Greece has said it will 'immediately' sell stakes in telecoms giant OTE, the main ports of Piraeus and Thessaloniki and state-owned Hellenic Postbank to help reduce its huge debt.
'The cabinet decided to immediately proceed with the sale of stakes in OTE, the Postbank, the Athens and Thessaloniki ports and the Thessaloniki water company in order to frontload its ambitious privatisation programme,' Finance Minister George Papaconstantinou said in a statement.
'To accelerate the process, the creation of a sovereign wealth fund composed of privatisation and real estate assets was also decided,' he said.
The Greek government has been forced to redraft its privatisation strategy as the country's economic impasse becomes increasingly apparent.
It had originally aimed to raise just €7 billion by 2013 and some of the sales, like that involving Hellenic Postbank, had been slated for later.
But Athens is now under pressure from its EU and IMF creditors, who rescued the country with a massive loan last year, to deliver results on pledged reforms in order to secure funds worth €12 billion.

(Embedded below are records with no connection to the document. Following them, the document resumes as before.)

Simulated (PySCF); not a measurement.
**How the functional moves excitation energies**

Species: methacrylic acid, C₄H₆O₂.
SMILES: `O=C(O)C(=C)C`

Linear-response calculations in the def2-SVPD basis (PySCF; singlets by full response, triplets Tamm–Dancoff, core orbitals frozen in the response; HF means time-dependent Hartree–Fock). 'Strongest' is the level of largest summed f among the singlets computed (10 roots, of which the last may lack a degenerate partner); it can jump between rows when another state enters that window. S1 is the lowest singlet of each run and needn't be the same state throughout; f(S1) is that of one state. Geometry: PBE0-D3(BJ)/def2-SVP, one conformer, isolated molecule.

Its accumulated debt has exploded to €340 billion, making most analysts doubt that it can keep up with repayments without extra aid when the EU-IMF loan runs out in 2013.
Uncertainty over Greece today undermined the euro and pushed the yield on 10-year Greek government bonds to a new high of over 17%, reflecting the unwillingness of investors to extend new loans to the debt-hit country.
Greece today also launched deep reforms of 136 service occupations, from bread-making to butchering, to end restrictive practices as the cabinet met to finalise measures to ward off a second debt crisis.
The EU and IMF had made the application of such measures a condition of the release in March of the fourth slice of rescue loans, in this case €15 billion.
An upcoming instalment worth €12 billion in May is now at stake.
A broad law to remove restrictive practices was passed three months ago, and today the finance ministry published a list of 136 professions and independent service activities which will no longer be protected by rafts of conditions, such as quotas and geographical limits.
The deregulation, which has already targeted lawyers, notaries and engineers, is designed to facilitate job creation at a time when over 780,000 people are out of work according to state statistics.
Press reports in Greece say that every ministry has dragged its feet in preparing lists and measures to enact following the enactment of the deregulation law in February.
Employers and trade federations have warned against deregulation of protected services and arrangements.
A recurrent problem in Greece has been that laws voted by parliament are not enacted and enforced.